Working kids
Michael Hinton, an apprentice with the Hired program on Fort Sill, learns about geothermal heating from his mentor David Dold, mechanical engineer for Directorate of Public Works, at the Army Corps of Engineers project, 31st Air Defense Artillery compound, on Mow-Way Road.

Michael Hinton, a 10th grader at Eisenhower High School, is exploring a career in mechanical engineering - thanks to the Hired Apprenticeship Program.

Hinton and 11 other students are exploring career opportunities through the new program at the Fort Sill Youth Center. The program exposes youth, 15 to 18 years old, to experiences and training to equip them with skills needed in a highly-competitive job market. All jobs are on post, mostly through Family and Morale, Welfare and Recreation activities, but Amber Kalla, program coordinator, has been working with other agencies on post to fill the wishes of these kids to work in the fields they are interested in and to develop the necessary skills for that career field.

"I keep finding that I have students coming in at younger and younger ages, and they know what they want to do. They want to be engineers, nurses, doctors and other professions that are outside of the scope of the MWR programs," she said. "Hinton and several others are examples of students interested in jobs outside that scope."

"Ultimately, it is our hope to prepare Army youth to compete in the high-stakes job market of the future," Kalla said. "Through the program, young people are likely to build the essential skills needed to find success in the world of work."

Hinton said he saw the flyer for the Hired program at the Youth Center and decided he might like to be an apprentice. He applied for the current term, which ends Dec. 19.

Working with David Dold, a mechanical engineer with the Directorate of Public Works, Hinton said, "I like what I'm doing now - it's what I always wanted to do. I always liked toying with stuff and I have the interest and the ability to do it. I like looking at the real-life projects and seeing them when they are finished."

Hinton told Kalla he was interested in mechanical engineering and Kalla got out the staff directory and got in touch with the chief engineer.

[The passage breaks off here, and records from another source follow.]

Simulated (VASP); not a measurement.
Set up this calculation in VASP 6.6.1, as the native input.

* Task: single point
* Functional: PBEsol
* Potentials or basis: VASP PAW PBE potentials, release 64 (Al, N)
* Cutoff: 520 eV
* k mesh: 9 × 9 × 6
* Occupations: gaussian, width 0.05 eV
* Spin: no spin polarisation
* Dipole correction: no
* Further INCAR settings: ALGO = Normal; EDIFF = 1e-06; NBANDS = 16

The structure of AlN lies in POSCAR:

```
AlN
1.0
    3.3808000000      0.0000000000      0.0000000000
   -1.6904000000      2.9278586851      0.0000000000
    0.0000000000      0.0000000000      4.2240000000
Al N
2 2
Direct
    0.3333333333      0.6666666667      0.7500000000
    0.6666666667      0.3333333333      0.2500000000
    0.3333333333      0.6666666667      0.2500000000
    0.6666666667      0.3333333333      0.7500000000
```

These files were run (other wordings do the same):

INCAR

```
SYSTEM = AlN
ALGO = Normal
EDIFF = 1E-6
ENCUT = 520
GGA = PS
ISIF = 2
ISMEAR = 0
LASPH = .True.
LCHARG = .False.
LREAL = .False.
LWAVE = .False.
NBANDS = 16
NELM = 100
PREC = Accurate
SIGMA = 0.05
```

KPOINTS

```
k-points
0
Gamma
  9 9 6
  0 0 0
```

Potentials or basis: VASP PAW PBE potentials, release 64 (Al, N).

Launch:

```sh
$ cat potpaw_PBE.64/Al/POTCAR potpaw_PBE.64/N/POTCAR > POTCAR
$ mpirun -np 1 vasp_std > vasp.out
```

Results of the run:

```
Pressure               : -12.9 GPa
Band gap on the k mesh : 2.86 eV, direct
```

"He was very interested in taking part in the Hired program," said Kalla. "I have another apprentice who is studying architecture engineering through DPW." Dold said, "I would definitely have another high school student as an intern - it's been fun having him ask questions. What I do as mechanical engineer isn't rocket science and it's not hard. For a high school student to come in and be interested is exciting for me. With his interest in engineering, the sky's the limit for what he can do in his career."

"The most interesting part to me is seeing the plan and then watching it become a reality. This is never boring - every day is different," Hinton said.

There are other rewards. Those who complete the 180 hour program receive a cash award. Unique Larry, a 13-year-old sophomore is an apprentice with Janet Tippeconnic, the EDGE program manager at the Youth Center.

"I thought that this would be very helpful for me in the real world," said Larry. "I had plans to get a job at some time, so this program helps me a lot."

Tippeconnic said she has been fortunate to have Larry as an intern.

"She does everything I ask her to do and I never have to ask her twice. She is pretty ideal as an intern."

The apprenticeship program accommodates special needs and is open to all youth registered through the Child, Youth and School Services registration office, now called the Parent Center Service. It also serves youth from Lawton and the surrounding area.